Is it possible to have good compression and fail the leak-down test?

 
So the seller sends me four photos of their compression test - about 208-210 psi each.
Is it possible to have good compression and fail the leak-down test?
If it's not on tdc when the leak down is done then it's possible.

 
So the seller sends me four photos of their compression test - about 208-210 psi each.

Is it possible to have good compression and fail the leak-down test?
If it's not on tdc when the leak down is done then it's possible.
TDC is when the cam lobes point away from each other?
Yes, close enough w/o measuring.

--G
Then I did it right. Hm. Either the seller took photos of the compression test on a different engine, or I'm still not doing something right.

I suppose I can't really test the compression without putting it in the frame and hooking up the starter. Or can I ... I've got both a 6.5 amp drill, and an impact hammer ... ??

 
I pulled the throttle bodies and peeked at the intake valves:

Small_Valve.jpg


There is a bunch of red buildup on there .... I can smudge it off, so I don't think it is rust, however .. it reminds of this:

DSCF0001Small.jpg


That's from a 1983 V45 that sat in the rain for two years.

I know, let's blame ethanol! Fuel residue sitting in a humid Texan climate for a few months ...

Anyway, I wonder if the valve seats are bunged up with that stuff? At the moment I am soaking the (closed) valves on one cylinder in marvel mystery oil, later today I'll spin the crank a few times and try the leak down again.

 
Don't forget, if you DO decide to pull the head, get yourself a 6 point socket for the head bolts.

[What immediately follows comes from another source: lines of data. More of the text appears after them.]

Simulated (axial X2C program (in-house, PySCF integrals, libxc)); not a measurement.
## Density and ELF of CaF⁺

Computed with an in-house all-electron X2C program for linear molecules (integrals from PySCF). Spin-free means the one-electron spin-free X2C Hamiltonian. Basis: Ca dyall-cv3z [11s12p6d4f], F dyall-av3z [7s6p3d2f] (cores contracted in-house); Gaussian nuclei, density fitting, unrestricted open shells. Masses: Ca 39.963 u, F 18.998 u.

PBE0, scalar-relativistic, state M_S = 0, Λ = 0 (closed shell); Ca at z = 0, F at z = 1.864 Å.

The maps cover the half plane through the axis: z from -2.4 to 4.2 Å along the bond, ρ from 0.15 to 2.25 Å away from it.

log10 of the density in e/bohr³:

They have little, tiny 10mm bolt heads on 'em that will round-off in a New York minute when you try to crack them loose, if you're using a 12 point socket.

I'd recommend a hefty impact-style socket...nice and beefy.

And since they are "stretch" type bolts, you'll need to replace them during the re-install.

 
Typically, you are supposed to do a compression and/or leakdown test on a warm engine. Also, I usually would do both cold and warmed up, but I'd bet you a warm engine will give you better results (hint, it always does). The reason for warm is so that all metal parts have expanded and oil got splashed on where it should go (cylinder walls, etc.). IF on a warm engine, compression is not reasonably uniform between cylinders, one repeats the test after a spoonful or two of oil was put into the spark plug holes. This seals the rings so you then know if it is rings or valves. Leakdown would confirm valves.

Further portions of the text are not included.